I don’t know how many of you are in the Philadelphia area, but if you are you’ve surely noticed how incredibly warm this winter has been. We’ve had a little snow, and short bursts of cold weather, but the majority of January and February has been like today – sunny with high temperatures in the 50s.
As you can imagine, this has all kinds of implications, but for tea people the big question is what’s going to happen with the cherry blossoms. The mid-Atlantic region has a climate very similar to Kyoto’s, which is great for tea ceremony because our seasonal changes track pretty well with the traditional tea calendar. So at the same time that the cherry trees are blooming in Japan, they’re also blooming here. Of course, cherry blossoms are a much bigger deal in Japan, but we have celebrations here also.
The biggest celebration in the region is actually in Washington, D.C., where they have a lot of cherry trees and a huge annual festival. Philadelphia also has a respectable-size celebration, which I’ve talked about in previous posts. The planners of those events just have to use past bloom times as a guide – in Washington it’s around April 7th, and a week later in Philadelphia. But there can be a huge variation in those dates depending on the weather, and calculating bloom times is quite the science. (If you want an idea of how much of a science, check out this open-access research article on calculating bloom times in Washington DC.)
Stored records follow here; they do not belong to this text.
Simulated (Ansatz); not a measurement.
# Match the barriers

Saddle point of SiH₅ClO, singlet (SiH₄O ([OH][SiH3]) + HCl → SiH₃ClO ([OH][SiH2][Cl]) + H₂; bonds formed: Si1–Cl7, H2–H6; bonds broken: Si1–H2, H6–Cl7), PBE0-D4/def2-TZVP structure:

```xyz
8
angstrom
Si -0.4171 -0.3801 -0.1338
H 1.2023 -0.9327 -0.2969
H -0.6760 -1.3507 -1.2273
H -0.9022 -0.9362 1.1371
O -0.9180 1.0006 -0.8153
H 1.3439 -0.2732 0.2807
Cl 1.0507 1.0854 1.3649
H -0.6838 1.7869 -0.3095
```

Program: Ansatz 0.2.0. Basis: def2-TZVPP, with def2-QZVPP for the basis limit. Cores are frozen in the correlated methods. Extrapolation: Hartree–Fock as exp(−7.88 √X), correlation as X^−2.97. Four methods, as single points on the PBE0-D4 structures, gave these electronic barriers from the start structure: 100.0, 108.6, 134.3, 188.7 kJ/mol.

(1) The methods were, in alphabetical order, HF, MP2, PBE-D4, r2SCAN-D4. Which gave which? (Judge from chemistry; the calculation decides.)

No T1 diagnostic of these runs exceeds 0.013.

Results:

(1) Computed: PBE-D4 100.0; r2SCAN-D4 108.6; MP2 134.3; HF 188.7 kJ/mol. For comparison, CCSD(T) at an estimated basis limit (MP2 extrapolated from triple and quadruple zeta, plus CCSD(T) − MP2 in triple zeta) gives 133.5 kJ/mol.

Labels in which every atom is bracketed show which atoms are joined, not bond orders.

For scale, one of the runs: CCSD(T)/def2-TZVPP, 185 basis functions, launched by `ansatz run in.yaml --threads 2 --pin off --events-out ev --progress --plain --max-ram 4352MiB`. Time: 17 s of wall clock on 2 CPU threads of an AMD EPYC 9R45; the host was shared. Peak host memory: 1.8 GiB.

Depending on other events, our group will try to set aside some time to get together for a little tea under the cherry blossoms, so right now I’m eyeing our local foliage for blooming clues. I keep a cherry blossom log. There are cherry trees blooming all over our area, especially around the Horticultural Center, where the Philadelphia Cherry Blossom Festival is held, so as I see trees in different areas blooming I make a note of the date and any unusual weather that may have affected them. I haven’t been doing this very long, so I can’t even claim to be scientific here, but my guess is that we’re going to see peak bloom in the third or fourth week of March. Let’s see how I do!